Therin of Andor wrote:
So did Arnold actually have any professional training to be doing any of this stuff? Because it sounds like he was literally some dude off the street who happened to be friends with Rodenberry, and was just handed the job.
I have to wonder if perhaps they wouldn't have been better off with someone with some kind of literary/creative analysis training.
RA wasn't the only port of call re the tie-ins. He was reading
things so that GR didn't have to read the whole thing himself. GR was simply too busy. Media tie-ins are bought and read by 2% of the general audience.

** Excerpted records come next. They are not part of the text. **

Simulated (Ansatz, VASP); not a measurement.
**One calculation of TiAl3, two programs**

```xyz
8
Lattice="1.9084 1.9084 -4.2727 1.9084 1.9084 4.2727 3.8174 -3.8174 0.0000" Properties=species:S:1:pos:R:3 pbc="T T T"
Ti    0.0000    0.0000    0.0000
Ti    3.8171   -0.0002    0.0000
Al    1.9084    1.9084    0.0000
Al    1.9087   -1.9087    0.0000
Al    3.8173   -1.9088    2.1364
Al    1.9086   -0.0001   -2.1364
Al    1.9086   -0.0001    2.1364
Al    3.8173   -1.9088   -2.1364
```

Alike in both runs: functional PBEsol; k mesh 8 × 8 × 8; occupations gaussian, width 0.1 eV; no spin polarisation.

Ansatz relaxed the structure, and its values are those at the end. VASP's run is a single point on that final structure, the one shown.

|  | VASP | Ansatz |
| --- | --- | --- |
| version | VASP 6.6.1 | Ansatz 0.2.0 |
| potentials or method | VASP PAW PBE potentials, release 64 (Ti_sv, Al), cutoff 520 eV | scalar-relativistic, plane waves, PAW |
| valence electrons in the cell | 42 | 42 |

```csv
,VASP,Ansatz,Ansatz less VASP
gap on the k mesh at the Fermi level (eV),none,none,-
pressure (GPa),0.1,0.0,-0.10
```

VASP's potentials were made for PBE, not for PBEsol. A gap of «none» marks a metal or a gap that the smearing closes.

We know he did the vetting of tie-in manuscripts after Susan Sackett and others got too busy to do it. Susan is a professional writer, but she wasn't when started off in Trek - as GR's secretary
, with a teaching degree behind her.
The proposals and manuscripts were already being examined by the licensees' editors and
the representative of then-Paramount/Viacom Consumer Products. RA didn't have to be creative, just advise on problems he perceived. (He made some enemies doing that, certainly, but it was a group of angry writers and supporters who started publishing quotes from his memos on the Usenet and GEnie electronic bulletin boards. Normally, fans wouldn't have been privvy to such internal information.) I believe RA also looked at the scripts and Paramount's media releases, and again found many, many errors that others didn't.
Margaret Clark and Paula Block started out as Star Trek fans too, you know. I assume they've had training as editors, but perhaps not. Many, many professionals playing in the Trek sandbox - writers, actors, makeup artists, SPFX people, etc - got their start as enthusiastic, amateur fans
who were in the right place at the right time, or knew someone who knew someone.
But wouldn't most of them have been in a lower position, with someone with more training above them? (This is not sarcastic or rhetorical, I am honestly curious)
I've been a professional editor myself - I did it for five years - with no specialist training in that area whatsoever. (I still don't know or use all the correct markup symbols.) I was employed because I knew the topic being covered, not because I knew literary/creative analysis. And I received many accolades for the work I did, even increasing circulation from 2000 to 3000 copies over my time there.
I was not aware of that. I had assumed to be an editor you needed some kind of a communications, or writing degree or something along those lines.
I just thought it was weird that he was given so much power over the franchise, when based on what I've read his only real qualification was that he was a fan who knew Roddenberry.
It just seems to me that if you're going to be criticizing books, comics, and things like that professionally then you should have some experience or in depth knowldge of writing or publishing. But this is just my opinion, and I'll admit I have very little inside knowledge of Hollywood, and the publishing industry.